Now go back to the VM instances page and click on the SSH button to the right of your instance to connect to the server. You may need to install the Google Cloud browser add-on; Google will prompt you. Congratulations, we are now inside our Virtual Machine! Anaconda and NVidia drivers are already installed on the server due our set-up command we used in the Google SDK Shell.

Step 2: Jupyter Notebook Configuration

We can now configure Jupyter Notebooks to use the virtual machine’s resources while using a local web browser. We are in a Linux server, so we will use Linux commands. If you haven’t used Linux commands much before, a great cheat sheet is found here.

First, let’s configure Jupyter for remote access. Type in the following command:

$ jupyter notebook --generate-config  # generates config file

It will return the location of the configuration file. Copy the location to the clipboard and type the command below while pasting the location given:

 $ nano {COPIED_CONFIG_PATH} # opens a text editor on the config file

This will open up the in terminal text editor. Now type in the code as specified in the image below.

Jupyter Config

When you are done, press CTRL-X and then ENTER, this will take you back to the terminal. Be sure not to rename the file when you save. Our edits to the configuration file set a new default IP and tells Jupyter not to automatically open a browser on startup.

Let’s also set a password on Jupyter for convenience. Use the terminal command: jupyter notebook password and follow the instructions. This will save us time when have to open Jupyter Notebooks on the browser.

Now, let’s give Jupyter Notebooks a quick test. Type in Jupyter Lab (or Jupyter Notebook if you prefer the pure notebook version) and you will see Jupyter start up. Now, copy the External IP you see back on the Google Cloud VM instances page and navigate your browser to {COPIED_EXTERNAL_IP} + :8888/. After you type in the password, you will now have a Jupyter Notebook in cloud.

Creating an Anaconda Virtual Environment for Jupyter

Having multiple environments helps prevent conflicts and bloated python executables. An example on how to use Anaconda to create a virtual environment for deep learning in Jupyter Notebooks is below.

$ conda create -n deep_learning
$ conda activate deep_learning
$ conda install -c pytorch pytorch-cpu torchvision --y
$ conda install -c fastai --y
$ conda install jupyter --y
$ python -m ipykernel install --user --name deep_learning --display-name "Deep_Learning"

Suggested Project Folder Setup

If you want more than a single project, it is a good idea to set up a project folder. An example of making a project folder and creating a new project is below.

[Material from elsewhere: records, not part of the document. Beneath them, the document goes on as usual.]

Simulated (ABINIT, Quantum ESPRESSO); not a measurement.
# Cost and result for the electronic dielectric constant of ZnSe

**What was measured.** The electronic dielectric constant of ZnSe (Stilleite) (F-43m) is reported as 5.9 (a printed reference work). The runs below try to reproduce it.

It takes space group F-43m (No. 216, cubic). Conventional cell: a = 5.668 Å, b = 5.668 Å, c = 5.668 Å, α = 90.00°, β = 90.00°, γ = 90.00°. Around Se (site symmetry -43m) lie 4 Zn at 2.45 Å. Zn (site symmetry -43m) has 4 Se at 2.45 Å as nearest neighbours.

$ mkdir projects  # mkdir makes directories
$ cd projects  # cd navigates inside of a directory
$ mkdir TwiceML
$ cd TwiceML
$ mkdir jupyter_notebooks data
$ cd ..

Step 3: SSH Keys, GitHub Backups, and Remote VSCode

Setting up SSH keys is useful for automatically verifying a client computer for a virtual machine host and verifying a virtual machine to GitHub. GitHub is useful for backing up the code on your virtual machine and making changes to code from other machines, local or remote. The tools in VSCode’s Remote Development Extension allows for a “local-like development experience”, with tools such as linting, debugging, and extensions, while working on remote code.

Creating keys on the Local Machine

We will two public/ private key pairs. The first pair will verify our local machine to the virtual machine. The second pair will verify our virtual machine to GitHub.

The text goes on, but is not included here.